Most current patterns assume that opinionated, token-efficient monolith stacks are the natural home for agent-first workflows; under what conditions would a more Unix-like, CLI-substrate–heavy, service-y architecture actually reduce review bottlenecks and apprenticeship decay—by making interfaces more human- and agent-verifiable—and what concrete redesigns of context bridges and harness flows would be required to test this inversion in a real team?

dhh-agent-first-software-craft | Updated at 2026-04-09 08:48

Answer

Conditions and a testable redesign where a Unix-y, CLI-heavy, service-y setup can beat monoliths on review and apprenticeship:

Conditions where Unix-y/service-y helps

Services are thin, stable, text-first interfaces
- Each service or CLI exposes a small, well-documented contract (flags, JSON I/O, exit codes).
- Most behavior is scriptable via the CLI substrate, not bespoke HTTP/SDKs.
Context per change is smaller than in the monolith
- A typical PR touches one service/CLI plus glue, not 8 modules across the monolith.
- Ownership and on-call map clearly to services/CLIs.
Harness can drive CLIs reliably
- Agent harness runs commands, captures stdout/stderr, and diffs outputs.
- Common flows become small shell/test recipes agents can rerun and extend.
Interfaces are more stable than internals
- Internal churn is high; interfaces stay narrow and versioned.
- Humans and agents reason mostly in terms of commands and contracts.
Team already thinks in pipelines
- People design systems as composable steps ("ingest → normalize → score → notify").
- Unix-style composition feels natural, not bolted on.
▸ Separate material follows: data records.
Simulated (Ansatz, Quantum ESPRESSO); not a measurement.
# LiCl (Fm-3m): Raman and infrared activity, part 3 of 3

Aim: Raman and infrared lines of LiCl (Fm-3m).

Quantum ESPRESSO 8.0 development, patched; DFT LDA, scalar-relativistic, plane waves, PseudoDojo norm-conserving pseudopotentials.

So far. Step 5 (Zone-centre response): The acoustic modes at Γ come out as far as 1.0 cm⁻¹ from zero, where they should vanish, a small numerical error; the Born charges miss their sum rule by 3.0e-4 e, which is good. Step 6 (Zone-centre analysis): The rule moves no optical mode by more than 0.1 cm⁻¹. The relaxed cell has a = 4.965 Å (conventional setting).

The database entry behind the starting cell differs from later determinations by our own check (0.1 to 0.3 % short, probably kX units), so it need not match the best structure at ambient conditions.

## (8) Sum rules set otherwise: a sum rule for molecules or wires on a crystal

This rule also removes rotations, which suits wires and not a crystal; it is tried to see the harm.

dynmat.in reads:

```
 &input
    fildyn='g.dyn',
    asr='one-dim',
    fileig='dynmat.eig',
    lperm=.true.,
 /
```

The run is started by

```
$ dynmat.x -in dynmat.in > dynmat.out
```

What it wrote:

How this can reduce review bottlenecks

Review focuses on contracts, not all internals
- Seniors review: new commands, flags, schemas, SLOs, and a few golden-path scripts.
- Implementation inside a service is mostly local and lower review load.
Diff-first, spec-adjacent review
- Harness attaches for each PR:
  - CLI/API contract diff (new/changed commands, JSON shapes, error codes).
  - Before/after sample runs (inputs/outputs) for key commands.
- Reviewers skim contracts and examples instead of large code diffs.
Lane-based risk routing
- Lanes by interface impact:
  - local_impl: internal-only change; light review.
  - cli_contract_change: senior review + scenario runs.
  - cross_service_pipe: extra checks on end-to-end scripts.
- This keeps the review bottleneck on the few PRs that change interfaces.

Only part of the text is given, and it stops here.